Kickstarter cup-rattling, light-dimming Internet of Stuff upstart takes on Sonos, Bose
Music biz may even water your plants
+Comment Kickstarter-funded Musaic hopes to outsmart Sonos and beat Bose with speakers that play higher fidelity music across normal Wi-Fi, support Bluetooth and integrate with home automation lighting and security products.
Wi-Fi is becoming the smart home network. Sonos, the streaming speaker king, takes advantage of that but implements its own proprietary Wi-Fi implementation which needs a Bridge box Ethernet cabled to the home's router. Sonos speakers play music streamed in from the internet, wirelessly transmitted from smartphones and tablets or from notebooks and desktop computers where a cable connection to the Bridge seems best.
The speakers are controlled from apps on these smart devices. There is a range of variously sized speakers which can be stereo-paired, a sub-woofer and a Playbar for TV/Home Cinema-sourced sound. This can use the Sub, and a pair of other speakers to provide surround sound. Lastly the system can play different music simultaneously in different rooms or the rooms can be grouped together.
Mid-Fi music listeners say the sound is great while real top-end Hi-Fi buffs say it isn't as good. Both would say the Sonos convenience factor is terrific.

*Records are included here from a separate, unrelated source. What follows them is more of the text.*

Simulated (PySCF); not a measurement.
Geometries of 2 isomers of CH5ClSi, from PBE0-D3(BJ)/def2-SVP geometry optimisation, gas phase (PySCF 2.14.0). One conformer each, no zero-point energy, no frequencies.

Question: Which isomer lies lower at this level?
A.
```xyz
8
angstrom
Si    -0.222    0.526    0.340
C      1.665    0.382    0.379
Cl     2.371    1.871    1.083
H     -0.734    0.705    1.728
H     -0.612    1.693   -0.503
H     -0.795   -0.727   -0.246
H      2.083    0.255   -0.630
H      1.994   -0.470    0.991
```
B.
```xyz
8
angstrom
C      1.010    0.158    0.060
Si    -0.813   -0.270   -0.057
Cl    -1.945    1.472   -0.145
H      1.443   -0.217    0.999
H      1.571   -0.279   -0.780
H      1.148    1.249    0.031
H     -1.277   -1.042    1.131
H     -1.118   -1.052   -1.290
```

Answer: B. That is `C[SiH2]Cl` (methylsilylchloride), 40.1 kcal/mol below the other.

Meanwhile, Musaic, a small British startup, is trying to muscle in on the Sonos speaker crowd with its own product. It has a pair of speakers, or "music players" as it calls them: the 36W RMS MP5 entry-level for small rooms like kitchens and the 60W RMS MP10 for larger rooms like lounges. The boxes are roughly the size of a Sonos Play:3 speaker. They can be controlled by smart device apps, like Sonos, but use standard Wi-fi, as well as receiving Bluetooth-output music from smartphones and tablets which lack the app and are not connected to the Musaic Wi-Fi net.
The speakers have touch-sensitive buttons on their upper surfaces which can be each pre-set to one of 20,000+ internet radio stations or other music sources. Musaic can play 24-bit studio master files for higher fidelity, and allows the direct use of native streaming apps so you can take advantage of any included social media connections and shared playlists.
The players each have an Ethernet connection plus analogue input via a 3.5mm stereo mini jack port on the back of a player. This can be used to connect the headphone output of a TV, MP3 player, PC/Laptop, Airport Express unit or other device.
Music players integrate with home automation systems using AllJoyn technology. They can control dimmers, bulbs and switches from LED lighting brand LightwaveRF, which produces WiFi-connected lighting units. They can, in theory, also respond to home automation device events varying from the ridiculous – this plant needs watering – to the serious: intruder alarm detects window breakage.
The company is based in London's Tech City area, otherwise known as Shoreditch. Its CEO and founder is Matthew Bramble, a former technical director of Cambridge Audio. Products should be launched later this year, August hopefully.
Some final, quick points:
- Stereo pairing of the speakers won't be supported at launch but should be added later. It's on the roadmap and requires software development.
- Wi-Fi interference isn't anticipated. Matt Bramble said the Wi-Fi is 2 x 2 MINO (Multi-in-multi-out) with two aerials per player which are oriented "differently": "It's pretty damn good actually." THere's mrs detail on his below.
- The price will be set by retailers and could/should be £200 to £300 per player.
Matt Bramble had this to say about wireless networking, and possible interference:
We use 2x2 Multi-In/Multi-Out 802.11n. This means we have 2 aerials that can send and receive separate spatially multiplexed streams (i.e. different information on each stream but transmitted within the same bandwidth).
One advantage is that if one is momentarily interrupted the other takes over, also as they are positioned apart and with different orientations we can maximise the transmission/reception footprint no matter where the unit is placed or what is nearby.
Lastly with MIMO the high rate signal is split into two lower rate streams. This technique gives greater throughput, or greater signal to noise at the same throughput depending on your requirement. We also operate in both the 2.4 and 5GHz bands so are compatible with the latest routers that use the quieter and higher bandwidth 5GHz channel.
This kind of Wi-Fi gives a lot of data throughput and is very resistant to interference.
For now, in my opinion, Musaic looks a promising technology from a startup, and the technology looks like a better response to Sonos than that from other mainstream speaker suppliers like Bose. The proof will be in the listening, availability, pricing, support, etc.